The appeal or appellate process in Michigan plays a crucial role in the criminal justice system by providing an avenue for defendants to challenge the decisions made in their cases. Compelling appellate arguments can significantly impact the outcome of a criminal appeal. While the success of an argument depends on various factors, such as the specific facts and legal issues involved, certain arguments have proven to be particularly effective in criminal appeals. Appeals are complex and minor errors can result in a dismissed appeal and the loss of your opportunity for appellate review. Closely following each of the procedural steps helps ensure the appellate court has the opportunity to review the factual and legal issues that concern you.

Appeal Process Advice from Michigan Attorney

These are the basic steps in filing an appeal of a criminal conviction:

The criminal appeal process in Michigan is complex, and few lawyers are qualified and capable of providing a strong appeal of a criminal conviction. There is no room for errors and mistakes in an appeal. If you are going to file an appeal, you should not take chances with an inferior lawyer. Do you want to win? An experienced appellate lawyer with a reputation for success gives you the best odds of success.

1. Filing the Claim of Appeal

Within 42 days of a felony conviction, the defendant must file a Claim of Appeal with the Michigan Court of Appeals. The defendant preserves the right to appeal the conviction and sentence by filing a timely Claim of Appeal. The Claim does not have to state the basis for the appeal, merely that the defendant is taking an appeal. Along with the appeal, the defendant must file a copy of the lower court docket entries, proof that the transcripts of all the lower court proceedings have been ordered, and the Michigan Court of Appeals filing fee (currently $375.00).

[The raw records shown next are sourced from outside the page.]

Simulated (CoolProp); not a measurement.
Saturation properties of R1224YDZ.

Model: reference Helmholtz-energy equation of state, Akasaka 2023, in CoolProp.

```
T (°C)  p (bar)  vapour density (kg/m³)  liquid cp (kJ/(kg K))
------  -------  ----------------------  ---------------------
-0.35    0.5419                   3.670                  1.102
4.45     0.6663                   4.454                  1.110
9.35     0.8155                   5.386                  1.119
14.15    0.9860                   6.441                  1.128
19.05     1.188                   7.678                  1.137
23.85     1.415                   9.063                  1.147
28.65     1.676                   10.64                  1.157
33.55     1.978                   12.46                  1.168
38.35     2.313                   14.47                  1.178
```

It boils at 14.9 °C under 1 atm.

Note: Some post-judgment motions may extend the 42-day timeline, like a Motion for New Trial.

2. Order the transcripts

Contact the court reporter (or reporters) in the trial court to order the transcripts of all pertinent hearings, motions, the trial, and sentencing. In Wayne County, there can be up to 10 court reporters on a case; in Oakland and Macomb, for example, there is usually 1 or 2 per case. The court reporter will require a money deposit to begin preparing the transcripts. Once the deposit is received, they will notify the Court of Appeals that the transcripts are ordered and their expected completion date. The appellate attorney’s responsible for babysitting the court reporter to ensure the certificate is filed promptly.

3. Prepare and File the Brief

Fifty-six (56) days after the transcripts are filed in the Court of Appeals, the Appellant’s Brief on Appeal will be due in the Court of Appeals. The Brief on Appeal is generally a complex and law-intensive document. The more errors claimed in the case, the more complex the appellate brief will be. The brief will contain the defendant’s legal arguments that entitle him to relief. The legal arguments are generally separated into subsections of the brief. The Michigan Court Rules dictate what the brief is to contain, how it will be formatted, and when and how it is filed. There must be a Table of Contents, an Index of Authorities, a concise statement of the questions presented, a statement of the pertinent facts, and the argument portion. It takes many years for a top criminal defense appellate lawyer to perfect a persuasive style in appellate pleadings.

4. Response to the Appellant’s Brief

Under the Michigan Court Rules, the prosecution must file its response to the Appellant’s brief within 35 days of the filing of the Appellant’s brief (absent any extensions of time which are liberally granted). Extensions can be sought by motion but are more commonly given by stipulation (agreement o the parties). If the prosecution fails to follow the appeal process in Michigan, it can lose its right to brief an issue or argue the appeal.

5. Reply to the Prosecution/Appellee Brief

The Defendant-Appellant has 21 days to reply to the arguments outlined in the prosecution’s brief from the day the reply is filed. The reply does not simply reiterate the arguments in the first brief; it is specifically meant to reply to the arguments made by the prosecution and provide law to counter any unanticipated arguments (factual or legal) that the prosecution included in its Response Brief.

6. Oral Argument Before the Court of Appeals

After all, briefs are filed, the Michigan Court of Appeals will likely schedule oral arguments. Arguments are made before a panel of 3 judges and are limited to 15 minutes. The appellate arguments are open to the general public, defendants on bond, and family members. If the defendant is in custody, he will not be allowed to attend an oral argument on the appeal. The judges will typically ask numerous questions during the argument. The questions are asked of both the defendant/appellant and the prosecution/appellee. Generally, they reflect on the issues the judges find most concerning or troubling about an issue on appeal.

7. Following the oral argument

The Court of Appeals will issue its written opinion either granting or denying the appeal (reversing the trial court, affirming the trial court, or remanding the case for clarification). The decision is almost always in writing and can take quite some time before completion. If the defendant wins, the Court of Appeals, depending on what is being asked, will order the defendant released and the case dismissed, grant a new trial, or remand the case to the trial court for resentencing. The prosecution has a limited time to request an appeal before the Michigan Supreme Court. If the defendant is in custody, they will generally stay in custody pending whether the additional appeal is filed. If the ruling favors the prosecution/appellee, the defendant can appeal to the Michigan Supreme Court.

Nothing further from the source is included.